And if you are the same "R-addict" i am, at this point of the reading you are already convinced an R package is available to make the connection between such databases and our favourite scripting language. And you are right ! You will find as a part of the Bioconductor project a biomaRt package to handle your queries.
Getting the tools : the straight way
Obviously, the first thing to do is to get the R package (or to get R itself, but as it is a tedious language to learn, i will suppose you already survived this step). The simplest way is to follow Bioconductor recommandations on the package's web page, and run in a fresh R session :
source("http://bioconductor.org/biocLite.R")
biocLite("biomaRt")
It will download the last version of the package and its dependencies suiting your operating system, and everything should be fine in a couple of seconds. If you are running Linux, notice two out-of-R dependencies have to be installed first : libxml2-devel (for the XML package) and libcurl-devel (for the RCurl package), as these packages are essentially wrappers for these stand alone libraries. Your package manager (yum, apt-get ...) should get them for you easily.
Getting the tools : the warrior's way
If like me you are enchained by a tricky IT department, you can try the manual way : download the package and its dependencies ("Depends" and "Imports" lines, so here XML and RCurl which can be found in the CRAN repository) from the same web page, and install them manually.
- Windows users should download the "Windows binary" version, and install it via the "install from zip archive" button in the GUI.
- Linux users have to get the "Package Source" version and use the shell command R CMD INSTALL [package.tar.gz].

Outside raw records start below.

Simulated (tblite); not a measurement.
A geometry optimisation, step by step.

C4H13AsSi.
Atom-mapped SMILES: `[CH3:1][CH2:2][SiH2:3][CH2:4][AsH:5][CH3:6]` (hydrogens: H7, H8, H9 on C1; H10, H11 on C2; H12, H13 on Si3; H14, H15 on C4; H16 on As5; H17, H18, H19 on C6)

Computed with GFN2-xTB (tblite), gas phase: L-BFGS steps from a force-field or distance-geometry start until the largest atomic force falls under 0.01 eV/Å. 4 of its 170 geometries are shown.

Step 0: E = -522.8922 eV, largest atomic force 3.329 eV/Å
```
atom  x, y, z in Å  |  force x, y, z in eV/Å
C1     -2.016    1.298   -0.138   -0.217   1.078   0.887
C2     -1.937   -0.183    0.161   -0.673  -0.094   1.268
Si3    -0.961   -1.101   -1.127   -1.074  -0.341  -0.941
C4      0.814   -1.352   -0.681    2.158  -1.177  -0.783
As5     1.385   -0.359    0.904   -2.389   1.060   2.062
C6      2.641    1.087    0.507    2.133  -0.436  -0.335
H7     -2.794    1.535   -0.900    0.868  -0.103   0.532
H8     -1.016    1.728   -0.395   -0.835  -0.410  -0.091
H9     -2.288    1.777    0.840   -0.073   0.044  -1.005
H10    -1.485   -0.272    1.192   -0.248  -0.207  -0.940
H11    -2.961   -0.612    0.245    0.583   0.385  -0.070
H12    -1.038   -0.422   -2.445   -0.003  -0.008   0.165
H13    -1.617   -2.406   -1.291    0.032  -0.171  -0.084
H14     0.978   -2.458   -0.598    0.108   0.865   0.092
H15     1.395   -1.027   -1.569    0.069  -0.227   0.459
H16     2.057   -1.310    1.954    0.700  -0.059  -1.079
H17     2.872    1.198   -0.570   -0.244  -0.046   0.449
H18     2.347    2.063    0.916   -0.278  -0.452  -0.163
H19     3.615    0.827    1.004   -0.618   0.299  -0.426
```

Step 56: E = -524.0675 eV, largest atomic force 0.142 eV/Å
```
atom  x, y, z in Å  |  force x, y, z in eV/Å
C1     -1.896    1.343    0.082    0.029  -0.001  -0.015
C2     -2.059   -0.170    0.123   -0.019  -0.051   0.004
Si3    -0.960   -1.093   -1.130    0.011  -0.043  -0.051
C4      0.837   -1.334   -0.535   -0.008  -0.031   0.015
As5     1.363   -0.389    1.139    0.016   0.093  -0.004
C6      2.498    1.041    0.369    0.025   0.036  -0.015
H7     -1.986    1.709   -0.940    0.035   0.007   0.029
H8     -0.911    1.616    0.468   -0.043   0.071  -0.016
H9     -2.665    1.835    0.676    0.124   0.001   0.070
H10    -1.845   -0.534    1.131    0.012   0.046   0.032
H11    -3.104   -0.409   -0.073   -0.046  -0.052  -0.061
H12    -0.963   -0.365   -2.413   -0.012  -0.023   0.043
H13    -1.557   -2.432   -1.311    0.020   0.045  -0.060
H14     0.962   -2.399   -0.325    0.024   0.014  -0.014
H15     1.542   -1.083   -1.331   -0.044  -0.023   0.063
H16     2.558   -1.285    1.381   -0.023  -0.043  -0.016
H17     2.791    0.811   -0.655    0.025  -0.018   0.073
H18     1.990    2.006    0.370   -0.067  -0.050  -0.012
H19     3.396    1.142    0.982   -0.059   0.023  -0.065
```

The manual way has the advantage over the automatic one to let you keep the exact software you develop your script with, so if you need to re-install it in a couple of months you will have better chances to find it still working, as package contents and behavior vary with the versions. Its major pitfall is met here : when you have dependencies, you have to manage them yourself, and if you are working on Windows, you will find that getting a "Windows binary" version of the XML and RCurl package is a pain (from a quite small list of such packages containing binaries that the CRAN won't provide, see this if you want to learn more).
Establishing a contact
The biomaRt package is quite simple to use, all you have to do is to set up a connection with useMart(), and use the object it returns in getBM() calls to get your data in R data.frames. The difficulty resides in choosing proper arguments to these functions.
First you have to choose an host to deal with, i.e. a web server to collect data from. biomaRt default behavior is to use www.biomart.org, which mirrors a large variety of BioMart-using databases (such as Ensembl ones). Obviously these mirrors are not up-to-date, so if you want to work on fresh data, the best way is to deal directly with its provider. A little guess is needed as it is hard to find which URL is suitable for a BioMart "host" usage, but if you know a website is providing a "MartView" tool, you can begin by trying its bare URL. As we are planning on querying Ensembl here, let's begin with www.ensembl.org. To check our guess, let's use the listMarts() function, and see what happen :
listMarts(host="www.ensembl.org")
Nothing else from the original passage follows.